I was prosecuting a criminal case once and my witness, a state trooper, had done a good job testifying on direct examination.
The defense attorney was a hard charging guy who had taught me some valuable lessons when I was a new lawyer. During an uncustomarily gentle cross-examination of my trooper, the attorney strolled over to his briefcase and brought out a small tape cassette & player and laid them on the defense table.
Then he asked:
Now Trooper, my client didn’t agree to let you search his car, did he?”
“Yes, he did,” the trooper said.
“Are you sure?“
“Yes.” The trooper got a funny look on his face as he (and everyone in the room) wondered where this was going.
“Isn’t it true,” the attorney persisted, “that he told you ‘NO’ and you said you would search anyway?“
“No,” the trooper said again. The attorney picked up the tape and began to load it into the player.
“Are you sure?” the attorney said, as he waived the cassette player around in front of the witness. This was about the time that my witness directed that what-do-I-do-now look to me sitting at the prosecution table.
Naturally, I looked away from the Trooper (giving him the universal “you’re on your own now” signal).
Seeing no aid coming from me, the trooper squared his shoulders, looked the attorney in the eye and said “Your client gave me permission to search.” The defense attorney stared hard at him. The trooper gave him a cast-iron stare back.
Then the attorney switched to another line of questioning as he slipped the recorder back into his briefcase. The match was over and his client was quickly convicted.
I believed the trooper that day; and not just because the lawyer blinked and the trooper didn’t. The trooper had always been a straight shooter and I expect he still is. But at that moment, he and I both wished that WE had a tape to prove what had been said.

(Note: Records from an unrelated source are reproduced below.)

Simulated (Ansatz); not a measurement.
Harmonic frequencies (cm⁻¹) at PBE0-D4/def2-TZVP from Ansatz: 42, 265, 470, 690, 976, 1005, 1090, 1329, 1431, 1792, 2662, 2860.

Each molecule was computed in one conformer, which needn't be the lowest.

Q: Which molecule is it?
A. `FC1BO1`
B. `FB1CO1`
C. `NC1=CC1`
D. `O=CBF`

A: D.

Now comes this story of a New York police detective being charged with 12 counts of perjury because a teenager was smart enough to record his interrogation using an MP3 player. Unfortunately, the detective swore under oath that the interrogation had not occurred at all.
A dirty cop is more damaging to the criminal justice system than anything I can imagine. If he lies, it may take a long while before prosecutors and the courts catch on. Meanwhile, innocent people are charged, perhaps convicted.
Once the perjurer is caught, the public looses confidence in the system and juries are less likely to convict the guilty, thus turning the entire system on its head.
Perhaps it is time for Missouri to join those states that have required audio and/or video recording of all custodial interrogations of suspects.
These days high quality digital audio recorders that fit unseen in a pocket, record for 36 hours straight, and costs fifty bucks are available at any Walmart. If I was a police officer, I’d carry one for the whole shift, if only for my own protection.
It could be mandated that recording must begin at–and include the reading of–the suspect’s Miranda rights and continue, uninterrupted, until the end of the interview. This would end a common practice of obtaining a confession (by unknown means), then smoothing out the rough spots with the suspect; and only then turning on the camera for the jury.
It may be appropriate to require video recording at the police station, but allow audio-only in the field.
There could be reasonable exceptions for unusual situations where the police make a good faith effort to follow the rules, but otherwise, statements of the defendant while in custody would not be admissible unless recorded.
It hard to see the downside of such a rule. It protects the accused. It protects the police from false accusations. I suspect police and prosecutors would integrate the practice very easily. Courts and juries would love it. So why not do it?